Quandamooka first nation spokesperson, Dale Ruska, talks with Eliza and Ian on the Paradigm Shift (4ZZZ 102.1 FM Brisbane Fridays 12 Noon) about the recent native Title declaration over Minjerribah (Nth Stradbroke Island). He explains his disappointment and outlines its effects on his people.
Interview with Dale Ruska (first part)
These are the questions that Dale Ruska addresses:
- What rights will Quandamooka people have over Minjerribah (Nth Stradbroke island)?
- What economic activity (fishing, mining, water extraction, tourism, the arts) will Quandamooka people be able to conduct on Minjerribah?
- What rights will be permitted and what rights have been extinguished?

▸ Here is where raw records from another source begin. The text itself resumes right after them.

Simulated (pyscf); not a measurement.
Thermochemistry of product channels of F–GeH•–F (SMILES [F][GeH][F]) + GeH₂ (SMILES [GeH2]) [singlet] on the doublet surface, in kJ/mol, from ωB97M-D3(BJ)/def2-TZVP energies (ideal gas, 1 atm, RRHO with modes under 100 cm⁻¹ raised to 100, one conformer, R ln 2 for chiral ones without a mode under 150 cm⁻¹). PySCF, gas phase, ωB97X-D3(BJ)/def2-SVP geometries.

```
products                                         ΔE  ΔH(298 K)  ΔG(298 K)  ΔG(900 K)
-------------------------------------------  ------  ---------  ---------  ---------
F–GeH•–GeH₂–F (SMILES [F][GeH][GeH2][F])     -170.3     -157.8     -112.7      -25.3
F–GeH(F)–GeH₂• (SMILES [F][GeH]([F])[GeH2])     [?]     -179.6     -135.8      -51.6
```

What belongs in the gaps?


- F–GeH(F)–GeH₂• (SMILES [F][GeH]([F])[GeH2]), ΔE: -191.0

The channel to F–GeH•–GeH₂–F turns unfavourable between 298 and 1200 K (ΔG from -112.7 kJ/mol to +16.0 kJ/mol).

- What input did you have as a claimant (a first nation person) in the (native title) determination?
Interview with Dale Ruska (second part)
- Was there informed consent to the native title determination by the Quandamooka people?
- There have been some changes on the island recently – for example (there has been) an extensive upgrade of the gorge walk at Point Lookout – who did that work and were the Quandamooka people consulted?
Interview with Dale Ruska (third part)
- There have been some changes on the island recently – for example there has been an extensive upgrade of the gorge work at point Lookout – who performed that work and were the Quandamooka people consulted?
- Can Quandamooka say what activities are performed on the land – especially the land subject to exclusive native title?
- Last weekend the state government put a full page advertisement in the Australian newspaper naming (with colour photos of each person) various people who can take credit for ‘pursuing land justice’. As the original native title claimant (in this 16 year long struggle) why weren’t you included? How do you feel about that?
Media Statement Dale Ruska 3 July 2011
Day of celebration or sadness:
Quandamooka Native Title Consent Determination (4 July 2011), North Stradbroke Island
When you consider the meaning and significance of this day, from within the context of Australian Law and Colonial history, it is without a doubt monumental. All of the Aboriginal people who have committed their endeavours for many years and celebrate this day accomplishments deserve to be commended for their efforts.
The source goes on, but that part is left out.